[Unison-hackers] Memory exhaustion issue (#1068)

Sat Nov 23 15:04:50 EST 2024

On 23/11/2024 19:33, Greg Troxel wrote:
> You might also see if you can reproduce not using a GUI, and without a
> "server" running persistently.   As in produce a shell script anyone can
> run, with just substituting in a remote hostname.

Switching profiles should be sufficient – this created a new unison
process on the server, while the old one gradually freed up its memory
(but kept running).

For now, here’s the results of my test series. I performed sync using
the GUI, keeping it running between sync runs, over an SSH connection.

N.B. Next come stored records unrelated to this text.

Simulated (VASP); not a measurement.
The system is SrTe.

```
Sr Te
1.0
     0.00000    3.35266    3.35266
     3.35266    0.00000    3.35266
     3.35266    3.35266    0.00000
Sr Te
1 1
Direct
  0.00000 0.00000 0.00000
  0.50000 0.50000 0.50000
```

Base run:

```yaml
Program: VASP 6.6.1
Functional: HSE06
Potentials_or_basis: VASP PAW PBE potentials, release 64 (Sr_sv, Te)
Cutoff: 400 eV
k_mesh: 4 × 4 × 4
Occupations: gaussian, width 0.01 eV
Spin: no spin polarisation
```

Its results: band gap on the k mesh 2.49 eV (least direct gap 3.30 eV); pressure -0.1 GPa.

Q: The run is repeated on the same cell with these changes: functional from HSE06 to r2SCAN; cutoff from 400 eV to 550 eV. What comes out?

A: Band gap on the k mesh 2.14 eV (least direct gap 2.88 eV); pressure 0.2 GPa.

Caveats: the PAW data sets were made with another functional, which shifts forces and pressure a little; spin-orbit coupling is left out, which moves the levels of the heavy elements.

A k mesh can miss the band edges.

I created test files with:

dd if=/dev/urandom of=/path/to/testfile bs=1M count=SIZE_IN_MBYTE
status=progress

Each run comprised the following steps:

* Create test file

* Scan (only change being the test file)

* Sync, while monitoring server resources with top (in an SSH session)
and Webmin stats

* Delete file

* Sync again

* Repeat with next test file

Test file sizes were 160M, 1600M, 3200M, 6400M, 12800M and 16000M (in
that order).

Unison on the server stayed running and got reused for each sync. Memory
usage increased near-monotonously.

After the 3200M file, memory usage was at 4.1%. After syncing 6400M, it
climbed to 5.7% (+1.6%). After syncing 12800M, it went to 9.1% (+3.4%).
After syncing 16000M, it went to 14.6% (+5.5%). When reusing the
connection, increases happened only when transferring a new files, never
during rescan, deletion or post-sync scans on the server.

> It may be that your issue is profile size and the big file was just the
> last straw, not the bug.

Looks like profile size is a factor indeed. After scanning the big set
of files, Unison uses 50% of available memory (during scan it oscillated
between just below 45% and just above 60%). The rest of the system took
up around 30%.

However, if I wait for 2h between scan and sync, Unison on the server
frees up most of its memory. If I start the sync, it jumps back to 60%
by the time sync reaches 1%.

So there seem to be two drivers for memory usage: total fileset/archive
size, and size of the individual file. They interact in such a way that
a large file from a small fileset, or a small file from a large fileset,
may sync OK, but a large file from a large fileset will exhaust memory.

Right now, the system is frozen again, with top reporting:

%Cpu(s):  0.5 us, 31.1 sy,  0.0 ni,  0.0 id, 68.4 wa,  0.0 hi, 0.0 si, 
0.0 st
MiB Mem :    899.9 total,     47.7 free,    820.9 used,    132.7 buff/cache
MiB Swap:   2861.0 total,   1907.9 free,    953.1 used.     79.0 avail Mem

The archive file is 50M in size, the whole set of files is somewhere
around 350G. That is somewhat large, but 50% of 1 GB would be 500M, ten
times the size of the file – quite a lot IMO. And for a tool which can
get that memory-hungry, it might be worthwhile to look into ways to
reduce memory usage.

The ticket instructs users to read the wiki for advice on memory usage,
but none of the articles there immediately spring to mind as
memory-related. What article are you referring to? Or what settings are
recommended?

Looking at the docs, what comes to mind is:

- copyprog, copyprogthreshold (use external program <copyprog> for
copying files larger than <copyprogthreshold> kB)

- maxsizethreshold (prevent transfer of files bigger than
<maxsizethreshold> kB)

Would these help (and what should I set them to)? Or are there other
options I should look at?

Or is there a way to tell Unison to stop being smart and just copy the
damn thing (which is presumably less memory-hungry) if a file is larger
than a certain size?